Il 03/02/2015 14:04, David Caro ha scritto:
On 02/03, Sandro Bonazzola wrote:
Il 20/01/2015 16:50, David Caro ha scritto:
Hi everyone!
After talking a bit with some of you, I think that we can start planning a common build and dependency declaration for tests for the ovirt products, to improve and automate most of the ci process and maintenance.
Current status:
== Dependencies
Right now we have 4 types of dependencies:
* test dependencies * tarball/srcrpm build dependencies * rpm build dependencies * installation dependencies
The last two are managed from the spec files through rpm/yum dependency systems. But the first ones are managed manually on the jobs on jenkins or puppet manifests. What separates it from the code that actually requires them and adds an extra layer of maintenance and synchronization between the code, the jenkins jobs and the puppet repository.
== Builds
We started using autotools to build most of the projects, but it's not a global methodology and even being used on some projects, you need to tune the run for each of them, specifying different variables and running some side scripts.
== Tests
Some projects use make check to run some of the tests, some tests are totally outside the code and run only in jenkins jobs.

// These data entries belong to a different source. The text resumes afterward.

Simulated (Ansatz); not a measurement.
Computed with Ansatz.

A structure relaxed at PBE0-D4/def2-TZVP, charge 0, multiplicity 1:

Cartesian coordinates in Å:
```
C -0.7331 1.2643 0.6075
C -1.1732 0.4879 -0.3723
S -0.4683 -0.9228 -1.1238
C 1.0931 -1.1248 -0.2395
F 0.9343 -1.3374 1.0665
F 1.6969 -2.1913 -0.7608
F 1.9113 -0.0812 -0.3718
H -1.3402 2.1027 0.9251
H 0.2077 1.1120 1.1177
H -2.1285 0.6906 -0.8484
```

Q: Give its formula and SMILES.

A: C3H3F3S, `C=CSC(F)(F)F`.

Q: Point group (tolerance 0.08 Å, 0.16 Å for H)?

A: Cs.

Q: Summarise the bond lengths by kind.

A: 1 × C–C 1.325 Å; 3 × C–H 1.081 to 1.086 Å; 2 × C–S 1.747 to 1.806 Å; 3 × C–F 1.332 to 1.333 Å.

Some possible improvements:
== Tests/builds
Using shell scripts: We talked before in another thread to create some generic script to build the artifacts for the product and to run the tests, namely we talked about having 3 executables (bash scripts probably) at the root of each project, that should not require any parameters:
./build-artifacts This should generate any artifacts to be archives (isos, rpms, debs, tarballs, ...) and leave them at ./exported-artifacts/ directory, for the build system to collect, removing any previous artifacts if needed.
./check_patch Runs all the tests required for any new patchset in gerrit, for non-merged changes, should be fast to run to get feedback easily
./check_merge Runs all the tests for any change that is going to be merged (right now we are not using gates, so it actually after merge, but the idea is to use this as gate for any merge to the repo). This can be more resource hungry than check_path.
That way it will let you use easily any framework that you want to use for your project, but still let it be easy to maintain in the global ci/build system (you can use pip, tox, maven, gradle, autotools, make, rake, ...). This will not allow at first running tests in parallel in jenkins, but we can in the future add that possibility (for example, allowing the user to define more than one check script, like check_patch.mytest1 and check_patch.mytest2 and make jenkins run them in parallel). I started a POC of this process here [1]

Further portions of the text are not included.